Liberty Global Transaction Solutions (GTS) has launched its contingent legal risk insurance (CLRI) M&A product for the Asia-Pacific market, following rapid growth in the region’s M&A sector.
According to the Liberty Mutual subsidiary, the new product is designed to complement its existing regional warranties and indemnity (W&I) and tax liability insurance offerings, which are already available in Asia-Pacific.
The CRLI product offers protection from identified legal risks that might otherwise prevent or adversely impact transactions, or which might result in one party bearing a greater exposure to risk beyond their appetite. Liberty GTS added that it also enables cash that is otherwise trapped or held against a contingency to be released by using insurance capital to replace that cash collateral.

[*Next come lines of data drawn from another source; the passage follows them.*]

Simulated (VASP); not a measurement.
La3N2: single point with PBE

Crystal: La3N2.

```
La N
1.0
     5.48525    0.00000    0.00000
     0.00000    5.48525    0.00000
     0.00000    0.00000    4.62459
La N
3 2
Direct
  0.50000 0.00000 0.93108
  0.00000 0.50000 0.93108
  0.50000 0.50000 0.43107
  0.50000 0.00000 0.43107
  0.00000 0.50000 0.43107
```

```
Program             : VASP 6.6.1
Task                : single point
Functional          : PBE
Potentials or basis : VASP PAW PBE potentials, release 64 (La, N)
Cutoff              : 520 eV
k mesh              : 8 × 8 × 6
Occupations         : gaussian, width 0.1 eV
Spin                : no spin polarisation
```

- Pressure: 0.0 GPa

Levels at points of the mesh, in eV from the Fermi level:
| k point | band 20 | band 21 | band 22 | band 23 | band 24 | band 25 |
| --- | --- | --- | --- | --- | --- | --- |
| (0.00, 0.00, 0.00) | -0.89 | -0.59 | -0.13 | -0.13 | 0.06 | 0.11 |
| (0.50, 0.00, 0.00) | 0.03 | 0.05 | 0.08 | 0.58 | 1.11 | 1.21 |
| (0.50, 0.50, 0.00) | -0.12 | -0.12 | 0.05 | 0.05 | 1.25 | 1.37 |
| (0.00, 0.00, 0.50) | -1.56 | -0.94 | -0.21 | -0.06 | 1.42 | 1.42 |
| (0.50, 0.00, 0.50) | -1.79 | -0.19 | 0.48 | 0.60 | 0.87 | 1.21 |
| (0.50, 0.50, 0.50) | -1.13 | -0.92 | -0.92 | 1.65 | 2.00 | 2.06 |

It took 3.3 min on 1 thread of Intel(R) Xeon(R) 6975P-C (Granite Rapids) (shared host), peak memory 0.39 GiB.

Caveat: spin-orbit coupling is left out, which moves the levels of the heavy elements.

Each CLRI policy is unique and tailored to the specific legal risk to be insured.
“There has been an increasing appetite for W&I insurance in Asia-Pacific for the last few years, highlighting the increased acceptance of M&A insurance as a valuable tool during transactions,” said Rowan Bamford, president of Liberty GTS. “The launch of our CLRI product continues our drive to help buyers and sellers throughout the Asia-Pacific region through a range of highly effective transactional risk products.”
“The CLRI product was launched in Asia-Pacific following increasing demand from our clients for insurance tools which could help them to further smooth their dealmaking,” said Will Lewis, head of Asia-Pacific at Liberty GTS. “This product enables both parties to remove litigation hurdles from the transaction process and release corporate funds that would otherwise need to be set aside to pay out potential damages.”